This script is designed to perform intelligent queries on a set of documents, particularly podcast episodes from Marketing Secrets by Russell Brunson. It utilizes machine learning models to generate summaries, topics, and titles for each document, and then allows you to run a query to retrieve relevant information.
- Python 3.x
- LLamaCpp and HuggingFace Models:: Ensure these models are downloaded and the paths are correctly set in the script.
Before running the script, you need to install the required Python packages. You can do this using pip:
pip install -r requirements.txt
To run the script, use the following command:
python main.py --query "your_question_here"
On first run, this will take a very long time depending on hardware as this will query your local model to generate a summary, topics and title as well as embed the data and create the vector store. Every subsequent run will be faster as it will load from the previously created data.
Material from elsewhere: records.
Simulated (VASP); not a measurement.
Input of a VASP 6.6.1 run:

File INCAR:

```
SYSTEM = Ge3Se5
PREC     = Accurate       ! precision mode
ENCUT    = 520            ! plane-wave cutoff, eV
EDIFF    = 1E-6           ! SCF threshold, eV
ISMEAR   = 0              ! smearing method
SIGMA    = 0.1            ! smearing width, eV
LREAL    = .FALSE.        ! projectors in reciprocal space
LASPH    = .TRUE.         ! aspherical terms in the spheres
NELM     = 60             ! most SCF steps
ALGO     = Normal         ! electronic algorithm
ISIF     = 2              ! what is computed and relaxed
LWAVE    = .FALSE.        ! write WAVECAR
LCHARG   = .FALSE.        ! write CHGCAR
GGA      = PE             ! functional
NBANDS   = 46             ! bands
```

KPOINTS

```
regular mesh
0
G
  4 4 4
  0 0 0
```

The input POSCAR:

- --query or -q: The question you want to ask referring to the Marketing Secrets podcast. (Required)
- Make sure the paths to the LLamaCpp and HuggingFace models are correctly set in the MODEL_PATH and LLM_PATH variables.
- The script will generate .pkl files for each document containing metadata like summaries and topics.
- The script uses Qdrant for vector storage and retrieval.
This script is intended for educational and research purposes. Always ensure you have the right to use and distribute the content you are querying.